The Parry Sound area of Ontario sits high on a ledge of rock and water - the great Canadian Shield. It's a spectacular assemblage of geography that combines rugged Georgian Bay shoreline with hundreds of thousands of lakes the glaciers left behind in their haste to head south. No wonder the passion for exploration has permeated the culture here for hundreds of years. Today, the All Terrain Vehicle (ATV), or quad, is one of the area's most popular past times that combines this culture of exploration with a helping of adventure and a healthy dose of adrenalin.

There are several makes and models of ATVs, but they all have the common ability to take people on paths and routes ordinarily inaccessible. The pleasures of finding a secret lake or a picturesque ravine with the perfect panorama once belonged only to the fit and hardy souls that could backpack their way into the far reaches of the wilderness. Now, those delights can be shared by everyday folk with the same passions. The extraordinary carrying capacity of an ATV means that a trailside lunch or access to a camera or fishing pole is just a reach away on the racks in front of the rider. Family outings, far from the hustle of urban life, are gaining in popularity as the ATV readily adapts to its "all terrain" moniker.

There are several ATV touring companies that operate on the Canadian Shield and many of them operate year-round. There are more ATV trails opening each year in the Georgian Bay area, and the sport is benefiting from organizations dedicated to its enjoyment.

The excitement of ATVing is in the ride and the stops and then the ride. A four-wheeler that can step over a fallen tree, traverse a granite-faced hill and plunge through a deep puddle offers an amazing journey. Unlike its two stroke brethren, the outboard motor, the snowmobile and the Jet Ski, the four stroke ATV purrs down its trails without any trailing blue haze. Its design trades off speed for surefootedness in any season.

And speaking of seasons, Parry Sound, situated on the great Canadian Shield, is blessed with four very distinct ones. They wouldn't be called All Terrain Vehicles if they couldn't be used year round. The Parry Sound region offers superb conditions whatever the season.


  ATVing in the Summer
  ATVers Taking a Moment to See the Sights

Summer is perhaps the most popular time for ATVing because of its agreeable weather. All ATV tour groups operate in this season and finding one is not difficult in Parry Sound. In summer's heat, riders can cool off as they blaze down a trail with the wind in their hair and head toward a remote destination that would otherwise have taken hours or days to hike to.

Or travel back centuries to find out what life was like for Canada's pioneers and the hardships and joys they shared by discovering abandoned log cabins, hidden gravestones and ghost towns. There are numerous trails, many of which served as colonization roads in the early 1800s that will lead riders back to a time when freedom was literally wrenched from the ground.

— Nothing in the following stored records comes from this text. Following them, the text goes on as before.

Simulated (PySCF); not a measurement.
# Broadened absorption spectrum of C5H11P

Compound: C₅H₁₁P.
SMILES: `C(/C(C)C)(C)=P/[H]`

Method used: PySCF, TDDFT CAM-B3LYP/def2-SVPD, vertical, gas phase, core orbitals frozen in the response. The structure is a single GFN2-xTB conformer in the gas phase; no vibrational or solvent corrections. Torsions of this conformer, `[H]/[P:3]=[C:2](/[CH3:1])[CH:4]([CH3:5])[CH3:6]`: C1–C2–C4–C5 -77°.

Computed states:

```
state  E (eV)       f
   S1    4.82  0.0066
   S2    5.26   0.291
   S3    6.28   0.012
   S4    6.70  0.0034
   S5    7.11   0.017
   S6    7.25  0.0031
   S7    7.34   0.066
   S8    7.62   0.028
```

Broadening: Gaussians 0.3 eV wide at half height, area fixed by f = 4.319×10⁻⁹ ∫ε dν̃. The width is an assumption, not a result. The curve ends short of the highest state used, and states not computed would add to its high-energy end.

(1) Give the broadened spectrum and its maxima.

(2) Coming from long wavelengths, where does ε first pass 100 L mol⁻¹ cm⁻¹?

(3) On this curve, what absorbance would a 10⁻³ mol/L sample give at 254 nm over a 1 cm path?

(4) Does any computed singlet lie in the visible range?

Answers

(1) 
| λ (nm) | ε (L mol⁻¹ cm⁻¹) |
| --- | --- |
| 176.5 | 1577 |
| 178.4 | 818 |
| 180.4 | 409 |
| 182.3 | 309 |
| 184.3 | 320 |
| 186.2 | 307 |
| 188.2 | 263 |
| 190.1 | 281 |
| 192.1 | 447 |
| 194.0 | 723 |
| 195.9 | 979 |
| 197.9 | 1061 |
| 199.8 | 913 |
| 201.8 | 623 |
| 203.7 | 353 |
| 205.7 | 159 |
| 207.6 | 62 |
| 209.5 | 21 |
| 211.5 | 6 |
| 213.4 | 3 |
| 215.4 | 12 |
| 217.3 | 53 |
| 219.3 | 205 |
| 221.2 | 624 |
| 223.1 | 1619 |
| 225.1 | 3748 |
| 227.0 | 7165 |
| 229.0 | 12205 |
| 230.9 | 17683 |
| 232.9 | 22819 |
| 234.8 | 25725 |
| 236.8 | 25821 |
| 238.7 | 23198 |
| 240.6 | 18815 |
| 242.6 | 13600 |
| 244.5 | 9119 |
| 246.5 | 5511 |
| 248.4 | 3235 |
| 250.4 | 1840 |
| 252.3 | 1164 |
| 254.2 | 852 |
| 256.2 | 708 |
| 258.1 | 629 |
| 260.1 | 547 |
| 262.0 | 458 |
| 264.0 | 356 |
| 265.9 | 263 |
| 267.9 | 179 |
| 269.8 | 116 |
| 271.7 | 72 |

Imagine emerging from a glorious green canopy of leaves into the bright sunlit meadow of a long forsaken farmer's field. Just how many piles of stones and tree stumps had to be moved to eke out living back here? Travel a little further and find a gurgling stream under a towering oak tree. Find an old wagon wheel maybe a fence line long ago incorporated into the trees it once skirted. Picture what the virgin pine forest might have looked like 200 years ago and see a few rare survivors of that period.

While summer may be the most popular time for ATVing, the other three seasons should not be forgotten. With the varieties in climate come differing scenery, paths and challenges that makes each season a worthwhile exploration.


Autumn gives a haunted feeling to the trails. Every hue of orange, red, yellow and brown adds an exclamation point to this mysterious season. Crisp cool days offer a hint of anticipation and tweak the explorer in all of us. And what better way to explore than on an ATV? Riding alongside ink black lakes, brilliant sunshine and migrating birds beckon riders to discover the paths deep in the backcountry. There is a wonderful aroma that comes from the unsettled leaves on the trail and there are no distracting insects. The dust of summer is subdued by the rain and frost of autumn evenings.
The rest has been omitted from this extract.